If convicted, Trump could be banned from ever again holding public office. If not, Trump, who won the votes of 74 million Americans just two months ago, might simply run for president again in 2024.
The judgment facing Republicans is more political than constitutional, said Frank O Bowman III, author of High Crimes and Misdemeanors: A History of Impeachment for the Age of Trump and a professor at the University of Missouri school of law.
“If Republicans decide, as most of them will, maybe nearly all, to vote against this, it’s going to have nothing to do with their opinion about the behavior of Donald Trump,” he said.
“It will have everything to do with their narrow political calculation about balancing whatever allegiance they may feel to the constitution with concerns about being attacked from the Trumpist right, to, on the other side, a sense that I suspect many of them have that if they could rid themselves of this turbulent priest, and not have to suffer any major electoral consequences, they’d do it in a minute.”

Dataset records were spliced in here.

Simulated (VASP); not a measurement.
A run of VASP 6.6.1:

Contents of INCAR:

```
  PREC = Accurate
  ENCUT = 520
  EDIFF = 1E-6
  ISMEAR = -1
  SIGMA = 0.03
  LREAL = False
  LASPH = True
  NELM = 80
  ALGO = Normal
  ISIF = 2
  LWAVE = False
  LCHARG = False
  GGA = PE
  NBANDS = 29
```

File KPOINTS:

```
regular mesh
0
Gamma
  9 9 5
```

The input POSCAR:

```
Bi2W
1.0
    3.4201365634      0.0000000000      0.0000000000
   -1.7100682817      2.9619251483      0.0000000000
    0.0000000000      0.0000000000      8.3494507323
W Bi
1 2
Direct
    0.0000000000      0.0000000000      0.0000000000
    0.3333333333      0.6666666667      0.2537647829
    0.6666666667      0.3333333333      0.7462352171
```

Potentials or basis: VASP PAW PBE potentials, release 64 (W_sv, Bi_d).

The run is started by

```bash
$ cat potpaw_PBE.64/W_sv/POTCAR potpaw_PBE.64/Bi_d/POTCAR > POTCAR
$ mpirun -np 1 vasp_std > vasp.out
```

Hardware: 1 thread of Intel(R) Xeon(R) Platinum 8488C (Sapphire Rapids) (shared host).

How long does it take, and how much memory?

The most important Republican senator of all, minority leader McConnell has indicated that he might vote to convict Trump, whom he blasted on the floor of the Senate a day before Trump left office.
“The mob was fed lies,” McConnell said. “They were provoked by the president and other powerful people. And they tried to use fear and violence to stop a specific proceeding of the first branch of the federal government which they did not like. But we pressed on.”
McConnell’s break with Trump is breathtaking for many political observers. The last time Trump faced an impeachment trial, McConnell promised “total coordination with the White House” on Trump’s defense, said there was “no chance” Trump would be convicted, and told Fox News, “the case is so darn weak coming from the House”.
This time, McConnell has announced: “I have not made a final decision on how I will vote, and I intend to listen to the legal arguments when they are presented to the Senate.”